Permutation variable importances

See also: Machine learning terms

Permutation Variable Importance

Permutation Variable Importance (PVI) is a technique used in machine learning to evaluate the importance of individual features in a predictive model. This method estimates the impact of a specific feature on the model's predictive accuracy by assessing the changes in model performance when the values of that feature are permuted randomly. The main advantage of PVI is its applicability to a wide range of models, including those that do not provide intrinsic feature importance measures, such as random forests and gradient boosting machines.

Background

PVI was first introduced by Leo Breiman in 2001, in the context of his work on random forests. The technique has since been widely adopted and extended to various other machine learning algorithms. The primary motivation behind PVI is to provide a model-agnostic way to rank features based on their contribution to model performance, which can be useful for feature selection and model interpretation.

Methodology

The basic steps for computing Permutation Variable Importance are as follows:

Train a machine learning model using the original dataset.
Calculate the model's performance metric (for example accuracy, mean squared error, or area under the curve) on a test dataset.
For each feature:
1. Randomly permute the values of the feature in the test dataset, maintaining the original distribution of the other features.
2. Calculate the model's performance metric on the permuted test dataset.
3. Calculate the difference between the performance metric on the original and permuted test datasets.
Average the performance differences across all features to obtain the Permutation Variable Importance score.

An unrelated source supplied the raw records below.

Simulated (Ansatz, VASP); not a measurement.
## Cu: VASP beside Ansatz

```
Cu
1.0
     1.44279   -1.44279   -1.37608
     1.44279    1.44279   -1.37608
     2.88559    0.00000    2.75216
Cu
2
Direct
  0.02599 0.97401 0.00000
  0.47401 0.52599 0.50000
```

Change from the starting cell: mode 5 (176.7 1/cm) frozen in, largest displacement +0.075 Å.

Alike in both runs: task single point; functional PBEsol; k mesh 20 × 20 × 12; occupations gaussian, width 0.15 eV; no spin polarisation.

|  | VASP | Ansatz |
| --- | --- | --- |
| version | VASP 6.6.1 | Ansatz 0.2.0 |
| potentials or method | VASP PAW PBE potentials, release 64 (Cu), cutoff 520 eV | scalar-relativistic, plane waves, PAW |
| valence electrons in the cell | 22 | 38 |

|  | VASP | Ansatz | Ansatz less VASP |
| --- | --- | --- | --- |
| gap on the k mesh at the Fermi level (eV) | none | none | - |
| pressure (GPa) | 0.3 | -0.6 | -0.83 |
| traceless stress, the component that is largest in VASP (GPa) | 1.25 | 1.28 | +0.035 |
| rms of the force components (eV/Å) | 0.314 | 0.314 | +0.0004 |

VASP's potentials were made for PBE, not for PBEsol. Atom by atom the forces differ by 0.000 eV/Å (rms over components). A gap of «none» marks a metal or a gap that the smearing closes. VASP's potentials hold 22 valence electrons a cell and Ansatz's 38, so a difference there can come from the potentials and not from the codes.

The higher the PVI score for a given feature, the more important it is for the model's predictive accuracy.

Limitations

Although PVI is a widely-used and powerful method for assessing feature importance, it has certain limitations:

Computationally expensive: Calculating PVI can be time-consuming, especially for high-dimensional datasets and complex models.
Correlated features: PVI may underestimate the importance of highly correlated features, as the permutation process may not significantly impact the model's performance when other correlated features can provide similar information.
Model instability: The results of PVI may be sensitive to the specific model and training dataset used, which could lead to unreliable feature importance estimates.

Explain Like I'm 5 (ELI5)

Imagine you have a big box of differently shaped and colored Lego bricks. You want to find out which bricks are the most important for building a specific structure. To do this, you first build the structure with all the bricks. Then, you take away one type of brick and replace it with another random type. If the structure becomes weaker or falls apart, it means the brick you took away was very important.

This is similar to Permutation Variable Importance in machine learning. We want to find out which pieces of information (features) are the most important for making good predictions. We do this by training a model with all the information and measuring how well it performs. Then, we mix up one piece of information at a time and see how much worse the model gets. The more the model's performance drops, the more important the mixed-up information is for making good predictions.